The balanced rotation was filled out by lefty Scott McGregor, who used his pinpoint control to win 20 games with a 3.32 ERA. Veteran Jim Palmer won 16 games with a 3.98 ERA. Overall, these core four starting pitchers combined to start 143 games. The ERAs ranged from Stone’s 3.23 to Flanagan’s 4.12 and all four worked over 220 innings. That’s consistency.
Weaver lost closer Don Stanhouse to free agency, but Tim Stoddard stepped up with 26 saves (a good number for an era when complete games were in much greater abundance) and Sammy Stewart was a workhorse, with 118 innings and a respectable 3.56 ERA. Dennis Martinez made twelve spot starts, otherwise worked out of the pen and posted a 3.97 ERA.
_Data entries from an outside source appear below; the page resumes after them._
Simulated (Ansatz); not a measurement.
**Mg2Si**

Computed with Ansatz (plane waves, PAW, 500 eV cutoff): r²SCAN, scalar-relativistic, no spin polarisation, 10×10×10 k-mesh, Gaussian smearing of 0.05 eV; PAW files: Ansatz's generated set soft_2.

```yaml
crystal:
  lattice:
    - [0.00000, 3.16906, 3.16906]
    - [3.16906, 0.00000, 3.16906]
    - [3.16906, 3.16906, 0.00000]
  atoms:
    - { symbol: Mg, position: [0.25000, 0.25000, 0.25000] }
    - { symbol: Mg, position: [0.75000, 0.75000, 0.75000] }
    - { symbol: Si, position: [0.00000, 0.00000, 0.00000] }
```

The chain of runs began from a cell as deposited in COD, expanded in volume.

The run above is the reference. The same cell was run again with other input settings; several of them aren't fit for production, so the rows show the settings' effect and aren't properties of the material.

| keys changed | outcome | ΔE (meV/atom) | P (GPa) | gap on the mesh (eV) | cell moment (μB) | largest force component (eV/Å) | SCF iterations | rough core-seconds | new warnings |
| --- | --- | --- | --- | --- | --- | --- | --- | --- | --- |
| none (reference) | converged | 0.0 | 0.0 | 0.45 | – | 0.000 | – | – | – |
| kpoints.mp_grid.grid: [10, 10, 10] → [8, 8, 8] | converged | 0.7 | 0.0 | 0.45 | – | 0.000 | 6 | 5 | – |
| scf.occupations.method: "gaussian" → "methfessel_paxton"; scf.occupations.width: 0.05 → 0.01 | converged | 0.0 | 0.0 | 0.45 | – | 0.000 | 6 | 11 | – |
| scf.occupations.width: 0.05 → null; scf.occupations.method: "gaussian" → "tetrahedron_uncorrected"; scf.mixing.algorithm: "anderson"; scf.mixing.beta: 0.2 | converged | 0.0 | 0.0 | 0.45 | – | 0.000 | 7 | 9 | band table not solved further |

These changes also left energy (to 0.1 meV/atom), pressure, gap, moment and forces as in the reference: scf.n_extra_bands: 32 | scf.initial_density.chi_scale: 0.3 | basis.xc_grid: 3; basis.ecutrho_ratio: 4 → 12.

The staff overall posted the third-best ERA in the American League. And the offense, which ranked fifth in runs scored, wasn’t far behind.
Eddie Murray, the future Hall of Fame first baseman and just 24-years-old in 1980 was the focal point of the attack. Murray batted .300, hit 32 home runs, finished with 116 RBI, scored 100 runs and delivered some stellar defensive work at first base. He finished sixth in the American League MVP voting.
Ken Singleton in right field was another good all-around player. Singleton batted .304, popped 24 home runs and drove in 104 runs. Murray and Singleton were the big guns of the attack and after that Weaver relied on steady depth.
Al Bumbry was a solid leadoff man, batting .318. Rick Dempsey and Rich Dauer were good defensive players at catcher and second base respectively and each finished with on-base percentages over .330, making them at least respectable with the bat.
The left side of the infield was more of a problem, with third baseman Doug DeCinces having an off-year at the plate and shortstop Mark Belanger having long been known as a defensive whiz, but an offensive liability. The difference was that this year, the normally good-hitting Kiko Garcia, who Belanger split time with at short, collapsed to a .199 batting average.
Weaver got good production from his left field platoon of young Gary Roenicke and veteran John Lowenstein. The latter in particular, who finished with a .403 OBP. Terry Crowley was a part-time DH and finished with a .364 OBP/.476 slugging percentage. Pat Kelly posted a .363 OBP in his own part-time role of DH and the outfield. With the manager using these moving parts in the lineup, built around Murray and Singleton, the Orioles produced runs.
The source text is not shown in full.